MHS Training Corp. consults in a variety of areas, with specialized experience in governmental compliance, expert witness services and gap analysis.
An employer is responsible for providing a workplace free from recognized hazards, as outlined under section five, paragraph A, line one of the OSH act of 1970. A violation of this statute is often referenced as a “5A1 violation.”
Non-compliance can be extremely costly to the employer and is frequently litigated – in many instances simply because an employer didn’t conduct a competent and documented hazard assessment of their material handling systems. Frequently and unfortunately, this litigation is due to serious injury or death of an employee.
These incidents are not only costly to organizations; they are demoralizing for staff.
Expert Witness Services – Litigation Support
As an industry leader in the fields of forklift, crane and aerial lift safety, MHS Training Corp. CEO, Guy Snowdy, is regularly retained as an SME witness or to provide documentation on cases involving accidents.
While MHS Training Corp. is committed to spending our time helping businesses avoid these problems by properly training equipment operators, we provide much-needed support in cases involving industrial lifting and moving equipment.
With over 30 years of experience writing and conducting thousands of training programs, serving as a Subject Matter Expert (SME) in a myriad of civil and federal litigation cases both for and against OSHA, our organization provides a well-rounded and credible perspective in the assessment of each case.
Our Gap Analysis process allows your organization to determine how to best achieve your safety goals by comparing the current state of your operations with the ideal state of operations.

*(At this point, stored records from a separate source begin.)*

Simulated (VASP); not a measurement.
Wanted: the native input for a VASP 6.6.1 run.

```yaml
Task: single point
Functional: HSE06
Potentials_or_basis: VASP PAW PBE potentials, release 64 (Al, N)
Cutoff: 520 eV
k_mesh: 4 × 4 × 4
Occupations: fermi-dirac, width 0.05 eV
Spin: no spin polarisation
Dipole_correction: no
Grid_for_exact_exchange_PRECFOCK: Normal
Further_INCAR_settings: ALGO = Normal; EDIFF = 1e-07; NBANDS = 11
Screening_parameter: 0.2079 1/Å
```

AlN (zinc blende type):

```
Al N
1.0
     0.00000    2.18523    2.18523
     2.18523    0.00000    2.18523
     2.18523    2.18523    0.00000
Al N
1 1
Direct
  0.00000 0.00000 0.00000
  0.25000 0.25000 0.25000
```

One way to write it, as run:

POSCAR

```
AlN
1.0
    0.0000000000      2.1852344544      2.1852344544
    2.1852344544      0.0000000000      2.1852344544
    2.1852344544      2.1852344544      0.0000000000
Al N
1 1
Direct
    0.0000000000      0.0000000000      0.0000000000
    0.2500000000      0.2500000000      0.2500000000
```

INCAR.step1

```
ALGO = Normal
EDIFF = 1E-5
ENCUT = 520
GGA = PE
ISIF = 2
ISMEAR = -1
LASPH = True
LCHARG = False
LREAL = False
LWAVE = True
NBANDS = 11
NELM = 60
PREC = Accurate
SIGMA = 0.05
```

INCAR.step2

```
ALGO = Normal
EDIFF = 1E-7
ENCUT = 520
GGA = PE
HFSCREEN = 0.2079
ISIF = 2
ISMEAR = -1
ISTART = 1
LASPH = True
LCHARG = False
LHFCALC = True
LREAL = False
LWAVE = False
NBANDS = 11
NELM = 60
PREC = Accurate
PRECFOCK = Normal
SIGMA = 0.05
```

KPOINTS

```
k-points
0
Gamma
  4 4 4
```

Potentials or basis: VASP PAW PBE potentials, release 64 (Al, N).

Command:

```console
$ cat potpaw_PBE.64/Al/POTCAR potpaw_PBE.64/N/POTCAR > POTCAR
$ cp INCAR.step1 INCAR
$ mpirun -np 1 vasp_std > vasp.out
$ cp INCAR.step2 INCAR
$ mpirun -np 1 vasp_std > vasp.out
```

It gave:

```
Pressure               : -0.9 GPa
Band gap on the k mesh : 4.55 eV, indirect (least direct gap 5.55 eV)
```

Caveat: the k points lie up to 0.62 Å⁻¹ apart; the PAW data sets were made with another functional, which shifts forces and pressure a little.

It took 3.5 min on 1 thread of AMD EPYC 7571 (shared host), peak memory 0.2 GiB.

By highlighting shortcomings and opportunities, of existing operator safety training programs and Standard Operating Procedures (SOP), we provide a roadmap for safety success. Included in the comprehensive report are detailed insights on your current compliance.
The goal is to address gaps and improve safety and reduce damages and injuries.
It is sad but true that training programs after an accident occurs, regularly come under scrutiny from OSHA and trial attorneys. In many cases, the first time that an employer reviews their training program is after the fact.